So what did PISA 2022 tell us about students’ affective factors in relation to productive dispositions?
Frustratingly, PISA 2022 did not ask the same questions as PISA 2012 in relation to learning mathematics, meaning that we can’t directly examine changes in the affective factors mentioned above. However, it did ask about the following three student-centred factors in relation to their learning in general:
- Student resistance to stress
- Students’ perseverance
- Students’ curiosity
To measure each factor, an index was constructed using the responses of students to ten statements specific to each factor. All three factors were positively correlated with mathematical performance for Australian students (see the ACER report by de Bortoli et al., 2024 ). In other words, high-performing students in mathematics reported greater levels on these factors than low-performing students.
PISA 2022 also examined seven factors that may contribute to what I’ve termed environmental influences on productive dispositions. The first five relate to learning in general, and the last two are mathematics specific.
- Sense of belonging at school
- Student-teacher relationships
- Exposure to bullying
- Feeling safe at school
- Parental involvement in school activities
- Teacher support in mathematics classes
- Disciplinary climate in mathematics classrooms (i.e. classroom conditions)
Again, an index was constructed for each factor from students’ responses to a number of factor-specific statements. Six of the seven factors were positively correlated with mathematical performance for Australian students. The exception is that high-performing students in mathematics reporting less exposure to bullying than low-performing students. All except for parental involvement in school activities were found to be statistically significant.
While these results are perhaps unsurprising, they emphasise, yet again, the importance of addressing affective and environmental factors in relation to students learning mathematics.
What is alarming, though, are some of the gaps between high-performing and low-performing students in mathematics. To understand the disparity, it is important to outline how PISA results are reported. The scale was first designed in 2000 with a mean of 500 and a standard deviation of 100 across OECD countries. This gives a baseline for comparison across PISA cycles. In PISA 2022, Australian students achieved an average of 487 points (standard deviation of 96) in mathematical literacy.

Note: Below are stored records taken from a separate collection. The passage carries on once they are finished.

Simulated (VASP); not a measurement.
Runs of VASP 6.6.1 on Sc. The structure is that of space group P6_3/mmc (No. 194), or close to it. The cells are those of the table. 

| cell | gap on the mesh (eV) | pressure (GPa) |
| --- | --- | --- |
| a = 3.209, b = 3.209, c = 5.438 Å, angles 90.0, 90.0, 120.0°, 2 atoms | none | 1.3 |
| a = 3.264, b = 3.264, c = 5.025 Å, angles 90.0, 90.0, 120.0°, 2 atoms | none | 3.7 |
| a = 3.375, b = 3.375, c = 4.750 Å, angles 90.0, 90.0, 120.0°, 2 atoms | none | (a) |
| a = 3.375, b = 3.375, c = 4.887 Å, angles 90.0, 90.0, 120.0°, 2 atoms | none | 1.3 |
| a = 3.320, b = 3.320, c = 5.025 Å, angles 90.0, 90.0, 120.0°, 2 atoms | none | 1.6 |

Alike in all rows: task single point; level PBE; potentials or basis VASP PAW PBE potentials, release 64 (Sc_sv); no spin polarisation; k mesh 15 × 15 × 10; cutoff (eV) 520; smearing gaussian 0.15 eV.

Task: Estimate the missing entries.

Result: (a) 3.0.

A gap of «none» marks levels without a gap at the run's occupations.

In an Australian context, ACER have reported the mean mathematics scores for students in the highest and lowest quartiles of each index, as well as the difference. For example, students in the highest quartile for feeling safe at school have a mean mathematics score of 512 (25 above the average) whereas students in the lowest quartile have a mean mathematics score of 464 (23 below the average), resulting in a difference of 48 points.
I’ve put this information on the chart below. Each bar corresponds to one of the factors. (Note that I’ve excluded exposure to bullying and parental involvement.) The bar starts at the mean score for the lowest quartile and extends to the mean score for the highest quartile. The number on the right of the bar shows the difference. You’ll notice I’ve left off labelling the bars (that’s deliberate!).
In the spirit of a ‘slow reveal’ graph, can you work out which factor corresponds to which bar? The factors are below:
- Student resistance to stress
- Students’ perseverance
- Students’ curiosity
- Sense of belonging at school
- Student-teacher relationships
- Feeling safe at school
- Teacher support in mathematics classes
- Disciplinary climate in mathematics classrooms
When you are ready, scroll down to see the complete chart.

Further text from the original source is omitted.